Blasphemy charges have been filed in Greece against actors, a producer and a director who staged an American play depicting Jesus and his apostles as gay. Earlier this month, the production of the play “Corpus Christi” had been cancelled in Athens after weeks of daily protests by priests from Greece’s Orthodox Church, members of the far-right party, the Golden Dawn, and other right-wing protesters. These demonstrations and the blasphemy charges, filed by Bishop Seraphim of Piraeus, are all more signs of a rise in right-wing sentiment in Greece, also evidenced in reports of violent attacks on immigrants and the government’s implementation of its “Xenios Zeus” policy, a crackdown on illegal immigrants.
The director, Albanian-born Laertis Vasiliou, expressed disbelief that authorities have made such a huge issue about the play. Meanwhile, Greece is struggling in an ongoing economic crisis, five years of recession, unemployment over 25 percent and authorities seeking to privatize a number of state properties, including the ports of the Piraeus and of Thessaloniki. In a reference to the tax evaders and those who have brought the country nearly into bankruptcy, Visilious said:
“What I see is that there are people who have robbed the country blind who are not in jail and the prosecutor turns against art.”
Adding to public outrage about the country’s political class not focusing on corruption is the announcement last week that Kostas Vaxevanis, who own and edits an investigative journal Hot Doc and was acquitted of violating privacy laws for publishing the names of 2,059 wealthy Greeks suspected of evading taxes, will face a retrial on the same charges.
No date for a trial for the director Vasiliou and the others has yet been set. If convicted, they could face sentences of several months. Rights groups and politicians have objected to the charges, with the co-ruling Democratic Left party terming Greece’s blasphemy laws “anachronistic” and saying they must be changed.
While blasphemy charges are “rarely pressed” in Greece, says Reuters, the lawsuit against those involved in the “Corpus Christi” production follows the arrest of a 27-year-old man who created a Facebook page that mocked a deceased Orthodox monk. These incidents indicate a right-wing turn in the country, also apparent when Greek state TV censored a kiss between two men while airing a segment of the British period drama “Downton Abbey” in October.
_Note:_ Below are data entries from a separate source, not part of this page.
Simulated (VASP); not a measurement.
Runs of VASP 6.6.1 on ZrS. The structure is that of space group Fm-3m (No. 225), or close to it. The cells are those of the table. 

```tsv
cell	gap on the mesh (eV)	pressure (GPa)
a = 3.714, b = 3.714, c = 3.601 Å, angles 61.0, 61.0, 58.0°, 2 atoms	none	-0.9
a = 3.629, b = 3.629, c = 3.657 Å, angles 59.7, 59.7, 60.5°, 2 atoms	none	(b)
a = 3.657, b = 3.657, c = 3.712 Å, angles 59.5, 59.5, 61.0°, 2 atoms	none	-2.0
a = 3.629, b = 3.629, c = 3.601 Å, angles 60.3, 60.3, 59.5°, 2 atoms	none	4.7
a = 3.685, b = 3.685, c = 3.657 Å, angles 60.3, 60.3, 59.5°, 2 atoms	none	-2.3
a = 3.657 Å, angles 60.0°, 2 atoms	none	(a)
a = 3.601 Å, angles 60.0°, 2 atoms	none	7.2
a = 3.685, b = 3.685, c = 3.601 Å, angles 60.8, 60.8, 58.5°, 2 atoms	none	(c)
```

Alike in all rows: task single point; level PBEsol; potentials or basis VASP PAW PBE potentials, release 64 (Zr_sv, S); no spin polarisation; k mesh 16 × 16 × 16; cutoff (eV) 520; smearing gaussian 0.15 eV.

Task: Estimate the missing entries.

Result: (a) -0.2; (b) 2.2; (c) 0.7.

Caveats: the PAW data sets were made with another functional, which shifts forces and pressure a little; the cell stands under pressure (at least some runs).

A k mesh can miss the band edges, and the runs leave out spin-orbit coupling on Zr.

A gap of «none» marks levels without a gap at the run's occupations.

Is Greece a Racist Country?
A recent opinion poll found that 70 percent of respondents think that Greece is a racist country. A Human Rights Watch report, “Hate on the Streets: Xenophobic Violence in Greece,” published in July, documented an increase of attacks on “dark-skinned migrants” along with police turning a blind eye on assaults and discouraging victims from filing reports.
Grigoris Vallianatos, described by the Greek daily Ekathimerini as an “outspoken” lawyer, journalist and gay activist who is also the president of the Liberal Alliance party, said simply that “Greeks are racist because no one taught them not to be.” Successive Greek governments have simply failed to implement immigration and assimilation policies:
The state still has no immigration policy; it gathers the people in [migrant reception] centers, not knowing what it will do with them afterwards. Yes, there is a problem with immigration, but it must be solved with the cooperation of their communities, the embassies of their countries, by giving refugee status to those who fall into this category and through the use of funds from the International Organization for Migration.
The rise of anti-immigrant sentiment has gotten to a point that, as of last Friday, the United States Embassy in Athens warned of an increasing risk of violent attacks against those “perceived to be foreign migrants”. American citizens of African, Asian, Hispanic or Middle Eastern descent are said to be most at risk.
I was appalled to read this as, in previous years, I have taken groups of students from my college — many of whom are African-American, Asian American, Hispanic and Middle Eastern — to Greece. These trips took place in 2009, 2010 and 2011 before the Golden Dawn won seats in the 2012 Parliamentary elections and we never encountered any problems. It is chilling to think that would not be the case now.